Well, it’s not really one of his theories. It’s something that is attributed to him – that the definition of insanity is doing the same thing over and over and expecting a different result.
Thinking of this made me reflect on my career in examinations. What does the school exam world look like now compared with 1983 when I started? Specifications and not syllabuses – but the same thing …. no change. Paper and pen exams…. no change. Rows of desks …. no change. Papers sent to centres for safe keeping …. no change.
Ah … papers sent to centres for safe keeping. I feel for Edexcel. All that work in putting together a paper, production, distribution, training of markers….. all gone to waste. If anyone who has been in this sector for as long as I have has not had this happen to them, then they have led a charmed life. Well done Edexcel for prompt action anyway.
So, back to Einstein. A system is as only as good as a system can be. Whilst there have been many improvements in the exams system in my time (and I was part of the scene putting in place script scanning and on-screen marking) so much has stayed the same. True, the internet, clever CRM and processing capacity has taken much of the paper from administration. Back-office work is more efficient and effective – lots of quality checking and auditing in place. But, at the front-end people are still involved. That is the loose factor that cannot be controlled when all is said and done. One person, a pair of scissors and smart phone and …. wham! Newspaper time.

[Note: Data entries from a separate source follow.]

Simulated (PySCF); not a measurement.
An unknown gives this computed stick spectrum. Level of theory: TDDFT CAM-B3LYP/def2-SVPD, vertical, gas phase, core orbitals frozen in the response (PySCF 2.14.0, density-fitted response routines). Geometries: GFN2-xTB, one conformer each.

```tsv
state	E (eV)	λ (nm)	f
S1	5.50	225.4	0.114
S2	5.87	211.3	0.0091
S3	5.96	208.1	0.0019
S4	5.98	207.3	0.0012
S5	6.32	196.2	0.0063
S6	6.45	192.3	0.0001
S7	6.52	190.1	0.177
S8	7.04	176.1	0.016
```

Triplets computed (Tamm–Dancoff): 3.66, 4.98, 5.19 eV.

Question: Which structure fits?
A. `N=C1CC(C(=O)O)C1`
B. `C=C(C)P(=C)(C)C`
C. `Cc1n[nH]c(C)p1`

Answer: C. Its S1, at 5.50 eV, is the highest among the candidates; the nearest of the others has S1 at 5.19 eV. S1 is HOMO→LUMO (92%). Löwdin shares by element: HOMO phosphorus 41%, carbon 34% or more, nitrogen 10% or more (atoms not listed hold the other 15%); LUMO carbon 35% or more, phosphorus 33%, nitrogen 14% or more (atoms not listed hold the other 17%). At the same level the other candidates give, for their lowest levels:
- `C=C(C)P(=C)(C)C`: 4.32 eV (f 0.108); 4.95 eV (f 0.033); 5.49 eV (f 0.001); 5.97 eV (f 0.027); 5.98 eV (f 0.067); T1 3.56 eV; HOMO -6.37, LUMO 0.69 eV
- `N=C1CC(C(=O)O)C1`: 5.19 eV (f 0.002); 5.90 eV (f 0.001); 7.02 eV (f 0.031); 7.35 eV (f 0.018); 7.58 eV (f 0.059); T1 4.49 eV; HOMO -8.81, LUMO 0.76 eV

Ofqual have committed to reviewing the system – and all credit to them for saying so. They could say nothing else. But, also, good luck. As a system cannot be improved beyond a certain point without significant change. To effect the change required will need a paradigm shift, not tinkering. That will require vision, commitment, innovation, political support and long-term funding. Institutions may be shaken. People will have to do different things. Risk is involved. Not to do so is to play with that definition of insanity.
Talking of risk, the Governments own ETAG Report (Education Technology Action Group) produced in 2015 said “the greatest risk, the most reckless course, lies in trying nothing new” – in relation to the use of technology in education.
Given that the report was requested by Ministers in 2014, it seems a poor reflection on the state of affairs now that nothing has been done in relation to the recommendations (at least, that I can establish – if you know better, please respond with a comment). We are the poorer as a result and upsets in the current system continue to occur.
Countries such as France, Luxembourg, Italy and Portugal (known as the FLIP group – not quite sure why) have worked together to embed electronic assessment into their national testing regime. They recognise not only the educational benefits, but also the delivery and security features that reduce the risk of malpractice considerably. They are prepared to push the boundaries and take risks – in a managed way. True, this is happening in national tests in the UK but not in any significant way with GCSE and A‑level examinations. Supposed reasons for stagnation such as infrastructure, lack of appropriate devices and robustness of systems really cut no ice now. Technology is not the blocker. Lack of will is.
If Ofqual conclude that everyone in the system must ‘try harder’ – and I cannot see that anything else can be said – it will be a nugatory exercise. Brave people are needed now, if malpractice of this kind is to be stopped. If not, it will happen again. It’s just a question of time.